Dorothy Edwards apparently gave Winter Sonata a musical title because her love of music influenced the structure of the story, but I found myself thinking of the novel as a winter tapestry. Detailed descriptions of colours, patterns, and the vagaries of the weather feature largely in the story, and are an essential element of the book. The novel is set in a small village, and it begins just as the cold is about to take hold of the village and surrounding landscape.

Arnold Nettle, who has rather delicate health, comes to the village as a telegraph clerk in his uncle's Post Office to avoid suffering a winter in town. He very soon meets one of the two beautiful Neran sisters, Olivia, who lives with her younger sister Eleanor in a white house surrounded by pine trees overlooking the village. The Nerans' respectable middle class household is completed by an aunt, Mrs Curle, and her affable son George. Mr Nettle becomes quickly infatuated with Olivia but is always tongue-tied in her presence.

The family up at the white house are a social step up from the shy, awkward Mr Nettle who is graciously invited to play his cello for the family on occasional evenings. I felt sorry for the poor clerk as the family were snobbishly convinced that he wasn't as able to appreciate culture as they were. This is a quiet, delicate novel where very little actually happens but where the social interaction is woven finely into a nuanced picture to complement the shades of the winter landscape and weather.

I was particularly impressed with Edwards' observation of the sort of life that middle class women led and the ingrained social attitudes towards women. Both the Neran sisters are depicted as having very constrained lives in a limited environment and with very little to do each day. Eleanor is the younger sister and at seventeen not long out of school and relishing the beginning of adulthood. Yet the adults around her seem in various ways not to take her seriously as a woman and to regard her still as a child.

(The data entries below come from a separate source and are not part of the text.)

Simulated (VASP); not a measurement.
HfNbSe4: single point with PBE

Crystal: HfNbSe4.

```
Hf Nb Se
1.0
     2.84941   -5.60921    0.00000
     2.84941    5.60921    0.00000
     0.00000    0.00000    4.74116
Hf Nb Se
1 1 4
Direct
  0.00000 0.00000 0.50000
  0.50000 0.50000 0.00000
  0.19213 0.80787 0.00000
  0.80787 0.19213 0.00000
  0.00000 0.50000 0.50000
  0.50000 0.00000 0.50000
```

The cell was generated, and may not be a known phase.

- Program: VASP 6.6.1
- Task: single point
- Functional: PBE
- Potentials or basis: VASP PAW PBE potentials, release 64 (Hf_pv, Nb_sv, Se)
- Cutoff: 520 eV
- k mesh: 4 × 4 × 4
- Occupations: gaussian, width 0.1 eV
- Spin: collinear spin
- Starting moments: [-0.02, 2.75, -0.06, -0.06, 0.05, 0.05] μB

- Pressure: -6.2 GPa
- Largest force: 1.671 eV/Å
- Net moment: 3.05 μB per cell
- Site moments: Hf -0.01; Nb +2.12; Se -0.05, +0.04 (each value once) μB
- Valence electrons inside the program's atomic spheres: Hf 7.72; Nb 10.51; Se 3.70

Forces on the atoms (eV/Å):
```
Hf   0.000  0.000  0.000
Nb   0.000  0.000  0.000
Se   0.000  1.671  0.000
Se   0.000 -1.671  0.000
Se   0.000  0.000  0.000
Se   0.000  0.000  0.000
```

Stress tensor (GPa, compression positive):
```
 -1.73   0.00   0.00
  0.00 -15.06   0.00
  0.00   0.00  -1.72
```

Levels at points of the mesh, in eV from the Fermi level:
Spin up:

The exception is David Premiss, a visitor who flirts with her; yet at the same time his language is also belittling and infantilising. He refers to her as a ‘baby' and 'my own darling child' and says that reading will 'spoil your beautiful eyes'. When Eleanor and Premiss are having a conversation just before he leaves she is aghast to discover that he would happily allow a wife to serve him. She says, 'If men as clever as you are willing to be among the oppressors of women, what can one expect of ordinary men?' There was an interesting contrast between Premiss' attitudes and those of George Curle who describes the sisters to Nettle by saying, ‘you have no idea what good comrades they make'.

In some respects I found the novel to be a frustrating read because of its slow pace and the lethargy with which the novel is imbued. But I think that the author was intentionally creating that atmosphere to illustrate what stultifying lives women often led. As the novel continues Olivia slides further into depression and at times I wanted to shake her. But the reality was that few avenues were open to a respectable young single woman. Wintry conditions only add to the sense of isolation.

I feel that the real sadness of the novel, however, is that the author died so young and without fulfilling her early literary promise. Her interest in writing of women's lives and condition would perhaps have led to many more novels.